For example, an Atmega 328 (like the one Arduino uses) vs. an Intel 80286. I picked the 286 because they both run at 20MHz.
They’re designed for very different applications.
The 286 is a CPU, and requires external RAM and ROM. The '328 is an embedded controller, and could stand-alone in the right application. As far as speed goes, the '286 is a 16-bit CPU, so it has an edge there, but it’s efficiency isn’t very good, so the '328 would most likely beat it in any benchmark that would run in it’s available memory space.
The ATMega328 is a bit of a brain dead microcontroller by today’s standards. It’s a RISC pipeline type of architecture which means it will run circles around the 286’s more CISC-ish style architecture with respect to integer math. On the other hand, it’s also a tiny 8 bit integer processor. Like most microcontrollers, it will be a lot faster than a typical 286 in a controller-type application but the microcontroller tends to perform poorly in more general purpose computer type applications.

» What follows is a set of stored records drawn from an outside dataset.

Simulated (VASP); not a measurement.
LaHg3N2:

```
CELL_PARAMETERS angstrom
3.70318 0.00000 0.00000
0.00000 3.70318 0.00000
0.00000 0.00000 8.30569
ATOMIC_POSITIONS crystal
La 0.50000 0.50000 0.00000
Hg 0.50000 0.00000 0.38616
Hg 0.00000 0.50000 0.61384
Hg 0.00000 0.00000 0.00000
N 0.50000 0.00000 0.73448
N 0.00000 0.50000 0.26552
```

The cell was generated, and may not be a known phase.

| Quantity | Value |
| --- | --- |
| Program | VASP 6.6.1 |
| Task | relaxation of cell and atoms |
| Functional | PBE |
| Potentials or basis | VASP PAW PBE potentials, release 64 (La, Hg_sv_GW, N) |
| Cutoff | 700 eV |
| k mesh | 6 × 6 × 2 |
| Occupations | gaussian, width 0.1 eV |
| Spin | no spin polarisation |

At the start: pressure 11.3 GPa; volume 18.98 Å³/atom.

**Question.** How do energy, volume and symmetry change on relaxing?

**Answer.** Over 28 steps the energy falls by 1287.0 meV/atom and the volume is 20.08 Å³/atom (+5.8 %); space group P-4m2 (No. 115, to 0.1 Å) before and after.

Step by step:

Something like a 16 bit PIC would probably be a better comparison since it natively handles 16 bit integers. Again, it will run circles around a 286 for integer math, but its limited memory space, lack of more complex built-in functions, and the lack of an available floating point processor will severely limit its general purpose functionality.
RISC was just advised at being more efficient in terms of transistors and hence power , for each level of pipelining. Modern 80x86 cpu’s are pipelined, at the expense of huge power and transistor costs.
The ATMega328 is rated at 1 MIPS per MHZ, basically one instruction per cycle. Its fully pipelined… when doing 8 bit maths.
It will go really slow at 32 bit maths, its not a signal processing chip !
“RISC” was a movement to make the compiler figure out the complexities of the instruction stream instead of wasting transistors on it. Intel (and HP) tried to do that again with Itanium which wasn’t RISC but tried to follow the same principle (let the compiler worry about the hard stuff.) It’s pretty telling that most of the classical “RISC” architectures are dead. Or, at least pining for the fjords. Alpha is dead, SPARC might as well be dead, MIPS can kiss off, nobody but Nintendo cares about PowerPC. ARM soldiers on not because it’s RISC but because its designers know how to optimize their cores to do the jobs they need to do.
“CISC” won (meaning x86 won) not because it was clean or elegant, but because the winning implementation (x86) beat the shit out of everything else. Because it “wasted” transistors on optimizing the instruction stream at runtime instead of compile time.
I wish I understood this stuff
If you have specific questions, ask away.
“pining for the fjords” is a reference to a sketch from Monty Python’s Flying Circus.